When one of my travel mates suggested I apply for a NEXUS card, the thought crossed my mind she was in work-related auto-pilot, promoting a program that supported her former livelihood as a Canadian Border Services Agency (CBSA) Officer attached to the NEXUS program. It was only after observing other travellers avoid queues and whiz through airports using NEXUS lanes, did I stop procrastinating and apply to join the program. Here’s my experience with the process.
What is NEXUS?
NEXUS is a Canada-United States program for pre-approved Canadian and U.S. citizens and permanent residents travelling to or from the U.S. or Canada. It facilitates expedited entry using automated self-serve kiosks at airports, designated NEXUS lanes at land crossings and a call-ahead system for travellers using marine services. It also promotes expedited movement through dedicated airport security screening lanes.
Why use NEXUS?
Having a NEXUS card saves time. At NEXUS-enabled airports, NEXUS members don’t need to line up in the standard queues to be processed by border services officers. Instead, they’re able to head to the self-serve kiosks at U.S. entry points, U.S. pre-clearance centres in Canada, and CBSA checkpoints when entering Canada.
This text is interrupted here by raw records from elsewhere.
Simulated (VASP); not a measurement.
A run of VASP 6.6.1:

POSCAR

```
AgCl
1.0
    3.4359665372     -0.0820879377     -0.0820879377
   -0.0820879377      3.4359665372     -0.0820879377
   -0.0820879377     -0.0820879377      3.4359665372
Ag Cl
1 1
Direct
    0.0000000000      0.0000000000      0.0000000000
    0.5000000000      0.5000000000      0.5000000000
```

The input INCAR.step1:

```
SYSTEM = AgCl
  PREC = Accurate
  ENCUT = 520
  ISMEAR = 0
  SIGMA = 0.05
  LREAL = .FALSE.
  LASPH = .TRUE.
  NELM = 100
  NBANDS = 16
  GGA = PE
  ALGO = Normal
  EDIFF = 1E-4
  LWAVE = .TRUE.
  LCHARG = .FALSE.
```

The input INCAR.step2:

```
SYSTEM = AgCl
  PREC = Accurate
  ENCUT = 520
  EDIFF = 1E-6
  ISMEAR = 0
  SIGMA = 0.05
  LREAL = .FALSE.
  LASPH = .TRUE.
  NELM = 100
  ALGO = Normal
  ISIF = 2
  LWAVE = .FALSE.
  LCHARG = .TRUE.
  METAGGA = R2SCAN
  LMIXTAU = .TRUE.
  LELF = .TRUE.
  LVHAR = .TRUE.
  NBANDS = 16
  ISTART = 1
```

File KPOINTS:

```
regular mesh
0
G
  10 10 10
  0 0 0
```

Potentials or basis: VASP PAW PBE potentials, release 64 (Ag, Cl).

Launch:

An added benefit is that at large and select mid-sized airports, there are NEXUS-dedicated lanes for Canadian Airport Transport Security Authority (CATSA) security screening. Another advantage is that in late 2012, the U.S. Transportation Security Administration (TSA) included Canadian NEXUS holders in TSA Pre✓™ on domestic flights of most airlines within the U.S. as well as international flights, including to Canada. Screening benefits include leaving on shoes, light outerwear and belts, and laptops and 3-1-1 compliant liquids remaining in carry-on bags. This is a huge benefit.
How to apply
After determining I met the eligibility criteria, I chose the online option to submit an application via GOES (Global Online Enrollment System) and pay the non-refundable $50 fee. I’d read that the system might be finicky so I gathered the necessary documentation hoping my session wouldn’t time out if I left the computer. As it turned out, I was shut out just once but it was easy enough to log in to my account and pick up where I’d left off.
Once I’d paid the fee, and the system confirmed my application had been submitted, I then monitored my account from time to time to verify acceptance for the next step. This involved an interview at a NEXUS Enrolment Centre with a CBSA and a U.S. Customs and Border Protection (CBP) Officer. Checking my account wasn’t necessary because twenty days later, I received an email concerning a change in the status of my NEXUS application. By logging in to my account, I retrieved a copy of the Conditional Approval Notification and made an online booking for the 20-minute interview for the following week.
The Conditional Approval Notification listed the documentation I needed to take to the interview. It also outlined what to expect.
The interview lasted approximately 20 minutes. The CBP Officer reviewed my documentation, asked a couple of questions relating to my status, took a digital photograph of my face, and my fingerprints were entered into the system. I was asked several questions relating to criminal history and violations of customs regulations, and I signed a declaration confirming my responses. A CBSA Officer administered a digital iris scan, walked through the terms and conditions of using the program, and conducted a hands-on training session at a kiosk. Both officers were pleasant, courteous and professional.
My NEXUS card arrived two weeks later. It needed to be activated online using my GOES account within 30 days of receipt.
From beginning to end, the application and enrolment process took six weeks. My NEXUS card is valid for five years from the birthday following my application date. I just need to remember to go online to update any information that changes within the five-year period (e.g., permanent address, passport). Other changes require a visit to a NEXUS Enrolment Centre (e.g., name change, or changes to citizenship or resident card).
As security becomes even more of a priority at border crossings, especially when entering or leaving the U.S., prior screening and pre-approval for travel makes a lot of sense. I figure my NEXUS card will save me a lot of time and frustration, and I’ll spend less time standing in queues and more time enjoying my travels.